Cupboards are really useful, especially when they’re nice and wide with lots of shelving like the under stairs one in our basement. The only problem is though, when I bought the house just over a decade ago, into the cupboard went a pile of stuff I didn’t want to deal with (vintage ceramics, bits and bobs, paperwork etc). And there it stayed for years, gathering dust and keeping company with a growing collection of half-used tins of paint.
The basement renovation made me face up to the reality of the no-longer-useful cupboard of stuff. I had already cleared out the nearby hall cupboard of redundant stuff in order to convert it into a pantry and so under the stairs was next on my hit list.
As I mentioned in my last blog post, we have an open plan basement room consisting of kitchen/diner/lounge/playroom, all occupying a fairly modest space. As we’ve grown into a family of four, the lounge/playroom area had become cluttered and chaotic, so once the new kitchen/dining area was in place, I set about reorganising. The plan was to empty out the cupboard and get rid of the contents or relocate them elsewhere in the house then use the cupboard to house the growing collection of kids’ craft stuff, wheeled toys, fancy dress costumes and then shove all the random bits into baskets. This way, we could properly tidy away at the end of each day, and keep things reasonably organised and tidy.
We got cracking on the big clearout last summer: first, everything was removed and relocated to either the tip or elsewhere in the house. Then we set about getting rid of some of the very awkward shelving which consisted of two rows of wooden slats across the full width of the cupboard. We removed slats so that the shelving only occupied the rear half of the cupboard and cut out any awkward low down shelving altogether. Once that was done, the lino tiles were given a good scrub.

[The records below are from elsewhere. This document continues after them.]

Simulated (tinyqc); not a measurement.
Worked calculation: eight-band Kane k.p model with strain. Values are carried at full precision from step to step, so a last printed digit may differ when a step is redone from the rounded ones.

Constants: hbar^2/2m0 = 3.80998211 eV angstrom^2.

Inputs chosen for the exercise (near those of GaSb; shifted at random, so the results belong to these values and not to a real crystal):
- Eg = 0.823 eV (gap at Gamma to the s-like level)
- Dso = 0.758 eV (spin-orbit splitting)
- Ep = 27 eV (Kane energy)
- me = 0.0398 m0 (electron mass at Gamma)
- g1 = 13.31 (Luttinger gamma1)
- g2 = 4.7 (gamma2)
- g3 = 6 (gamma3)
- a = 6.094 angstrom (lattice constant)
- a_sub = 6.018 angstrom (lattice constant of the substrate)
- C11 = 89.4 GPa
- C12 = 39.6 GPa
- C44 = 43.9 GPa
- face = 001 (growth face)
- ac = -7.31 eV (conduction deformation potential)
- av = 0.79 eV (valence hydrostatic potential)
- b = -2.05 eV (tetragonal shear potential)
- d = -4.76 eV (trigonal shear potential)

Although this cupboard has been transformed, it’s still just a modest cupboard which has been cleared out and tidied up a bit. The main aim was to make the space clean and usable and hide all the bloody toys, with an aim to spruce it up properly when we had some money to spare again.
But something unexpected happened once the cupboard had been filled with a few toys: our four year old, Clover, immediately adopted it as her house and she kept disappearing inside and shutting the door. So we added a little light and a floor cushion and it was officially her little home.
I had always planned to repaint the doors as they were a fairly lacklustre pale green but ended up going around in circles trying to decide on an alternative colour. I visited Homebase one day still totally undecided but a few minutes later I had a rather vivid pot of yellow paint (Sun Dust 2 by Dulux) in my hands and off I set home with it, reminding myself we could always paint over it if it was too much.
As you can see from the photo below, it IS bright, but it doesn’t dominate the room because the cupboard is set back from the main lounge a bit . It constrasts nicely with the off-white painted wood floor and it also makes a lovely backdrop for photos…
A final touch was a pair of ceramic cloud knobs which finish the doors off perfectly.
And so that’s the story of the cupboard – not really a drastic makeover in terms of innovation or style, but we’ve gained a massive amount of useful storage (even the Jumperoo fits in there at night) and our girls have a little place to call their own, with shelves full of accessible toys and games.
The only problem is that everyone wants to use it!